SEC Adopts Compensation Clawback Rule with Requirements for Public Companies

The U.S. Securities and Exchange Commission (SEC) on Oct. 26 released a long-awaited final rule on incentive-compensation clawbacks, requiring publicly traded companies to have policies for recouping executive compensation if revised company financial statements show that incentive-linked goals were not met.

The SEC initially released a proposed rule in 2015 and reopened the comment period on the proposal in October 2021 and again in June 2022.

Under the final rule, “incentive-based compensation” includes bonus payments and equity (stock) awards based on meeting a financial reporting measure. The rule takes effect 60 days after its upcoming publication in the Federal Register.

A white paper from law firm Jones Day explained that the final rule does not allow companies to condition clawbacks of incentive compensation “in any way on the fault or culpability of an affected executive officer regarding the accounting restatement, to implement de minimis thresholds for clawbacks or recoverable amounts of erroneously awarded incentive compensation, or allow for boards of directors to exercise broad discretion in connection with determining whether certain compensation should be clawed back in light of the circumstances.”

New Requirements

The final rule directs national securities exchanges to adopt listing standards that require publicly traded companies to:

  • Adopt and comply with a clawback policy providing for the recovery of erroneously awarded incentive-based compensation received by current or former executive officers following an accounting restatement.
  • Disclose the company’s clawback policy as an exhibit in its annual report filed with the SEC.
  • Annually disclose any activity to recover erroneously awarded compensation during the company’s last completed fiscal year.

Issuers that do not comply with the final rule will be subject to delisting by their national securities exchange.

Steps for Public Companies

The final rule “represents a broad interpretation of the SEC’s mandate” under the DoddFrank Wall Street Reform and Consumer Protection Act, according to attorneys at international law firm Winston & Strawn.

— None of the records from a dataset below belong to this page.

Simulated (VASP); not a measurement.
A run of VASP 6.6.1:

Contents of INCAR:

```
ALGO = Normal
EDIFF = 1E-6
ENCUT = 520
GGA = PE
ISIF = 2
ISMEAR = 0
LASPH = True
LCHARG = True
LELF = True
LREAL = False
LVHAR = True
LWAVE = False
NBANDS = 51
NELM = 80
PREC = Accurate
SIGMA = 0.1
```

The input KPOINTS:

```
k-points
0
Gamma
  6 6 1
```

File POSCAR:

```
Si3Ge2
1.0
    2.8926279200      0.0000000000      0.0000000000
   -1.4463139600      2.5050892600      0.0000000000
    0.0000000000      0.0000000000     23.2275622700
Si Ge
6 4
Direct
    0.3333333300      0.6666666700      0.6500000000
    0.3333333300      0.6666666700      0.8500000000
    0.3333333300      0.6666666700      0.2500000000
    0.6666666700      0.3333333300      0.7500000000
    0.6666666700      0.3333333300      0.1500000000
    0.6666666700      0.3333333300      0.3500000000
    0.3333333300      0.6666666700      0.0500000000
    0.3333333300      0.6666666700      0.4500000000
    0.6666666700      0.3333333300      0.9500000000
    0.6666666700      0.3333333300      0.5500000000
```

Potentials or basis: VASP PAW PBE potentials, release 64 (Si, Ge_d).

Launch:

The firm advised public companies and their compensation committees to begin preparing for compliance with the new clawback requirements and recommended the following steps:

  • Review existing clawback policies and assess whether to amend existing policies to comply with the final rule and revised listing standards or adopt a new policy.
  • Review existing incentive-compensation plans and award agreements and make any amendments necessary to subject future awards under these plans to clawback policies compliant with the final rule and revised listing standards.
  • Review existing indemnification, insurance and attorneys’ fees provisions, including incentive-based-compensation arrangements in which current or former executives participate to identify any provisions that would require indemnification, insurance or increased compensation to cover a compensation clawback. Revise these provisions if necessary to comply with the final rule and revised listing standards.

Going Beyond the Minimum

For some companies, “the final rule may be a floor and not a ceiling on their clawback policies,” Winston & Strawn’s attorneys wrote. “Many public companies have adopted policies that cover situations unrelated to financial-reporting measures, including breach of restrictive covenants and misconduct resulting in financial or reputational harm,” the attorneys pointed out.

As an example, they noted that “the #MeToo movement encouraged many companies to voluntarily incorporate sexual harassment and other reputational-harm considerations as a clawback trigger on the grounds that inappropriate behavior by an executive can have an impact on [the company’s] reputation and share price.”